Edgar Wright has proven to be quite the talent. He has a knack for music and editing, able to create well-timed comedies like the various works of the Cornetto Trilogy that could each almost work as an example of the sort of movie each is parodying. Baby Driver was basically a musical without any singing. And there is a part of me that will always wonder what his Ant-Man would have looked like. The point being, his timing and stylishness suggests he could have it in him to direct a good horror movie, something that would seem to be well outside his standard wheelhouse, but at the same time, even his weakest movies are usually well-crafted and entertaining.

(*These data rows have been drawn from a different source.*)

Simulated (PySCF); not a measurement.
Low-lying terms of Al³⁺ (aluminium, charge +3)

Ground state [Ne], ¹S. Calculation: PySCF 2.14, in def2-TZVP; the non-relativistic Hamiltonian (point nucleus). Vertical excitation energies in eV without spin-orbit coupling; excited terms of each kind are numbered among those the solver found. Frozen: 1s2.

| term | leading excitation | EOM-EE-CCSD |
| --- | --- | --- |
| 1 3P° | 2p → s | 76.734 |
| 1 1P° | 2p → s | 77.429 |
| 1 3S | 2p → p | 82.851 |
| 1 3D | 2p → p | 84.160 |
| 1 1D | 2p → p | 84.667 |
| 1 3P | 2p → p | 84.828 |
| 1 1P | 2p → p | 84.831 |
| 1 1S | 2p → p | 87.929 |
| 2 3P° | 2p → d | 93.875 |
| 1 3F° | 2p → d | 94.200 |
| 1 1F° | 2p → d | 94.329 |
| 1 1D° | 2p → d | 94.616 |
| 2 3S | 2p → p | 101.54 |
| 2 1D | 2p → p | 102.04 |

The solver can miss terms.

His horror movie, something in the general vein of the psychological horror of Rosemary’s Baby, is out now with the ominous title of Last Night in Soho.

Ellie Turner (Thomasin McKenzie) is a girl from a small Cornish village with some good news: she has just been accepted into the prestigious London College of Fashion. She’s a designer raised by her grandmother (Rita Tushingham), and she loves the 60s in both style and music. She also has some sort of psychic gift and often sees her dead mother’s ghost nearby. Ellie’s mother died when Ellie was young, and London had overwhelmed the poor woman in some somewhat unexplained way. However, for all that Ellie is looking forward to the big city, it turns out that London isn’t what she hoped it would be. Men are often leering at her, her new roommate is a classic “mean girl” type, and she can’t seem to relax, so she rents a room off-campus from one Ms. Collins (Diana Rigg in her final film role). But when she goes to sleep, Ellie finds herself somehow seeing the neighborhood in the 60s. She finds herself following the glamorous Sandie (Anya Taylor-Joy) as she applies for a job as a lounge singer at a fabulous nightclub. Sandie catches the eye of a manager named Jack (Matt Smith), and while Ellie initially loves her time asleep and seeing the past, that changes as Jack’s true intentions becomes clear and Sandie will not be living out her dreams. And then Ellie’s visions seem to start appearing to her even when she’s wide awake…

There’s a lot to like about this movie. Most of the performances are top notch. Taylor-Joy has more or less perfected the arch look of a young woman who would always stand out in a crowd. McKenzie brims with the youthful innocence as the small town girl type that the movie asks for. Smith is incredibly sleazy in this one, and considering I just this past weekend finished his Doctor Who run, his Jack is about as far from the childlike Time Lord as it is possible to get. Rigg and Terence Stamp both bring their usual gravitas to their respective roles. I can’t complain too much about the main cast.

Likewise, Wright’s strengths as a director are on full display. His view of the 60s is by turns swinging and horrifying as needed. The soundtrack is full of gems, including a couple sung well by Taylor-Joy. There’s a style here that I have come to associate with Wright’s work.

Sadly, the script is a bit of a mess. Ellie’s love interest is a little too quick to believe her at all times. The ghosts that appear more and more as the film goes on are less scary than predictable. Ellie’s classmates are mostly stereotypes of mean girls that doesn’t seem to really fit into that sort of setting. High school, or the British equivalent? Sure. College fashion school? Maybe not. I could buy the mean girls as competitors or snobs, but this was laying it on a bit too thick. And the last act is something of a mess. It’s an ambitious and glorious mess, but it’s still a mess. I wouldn’t have thought that Antlers would be the better horror movie I saw this weekend at the theater, but as much as I enjoyed most of this movie, I can’t say this was all that good a movie when all is said and done. It’s an interesting curio of a film in many ways, but I was hoping for something so much better.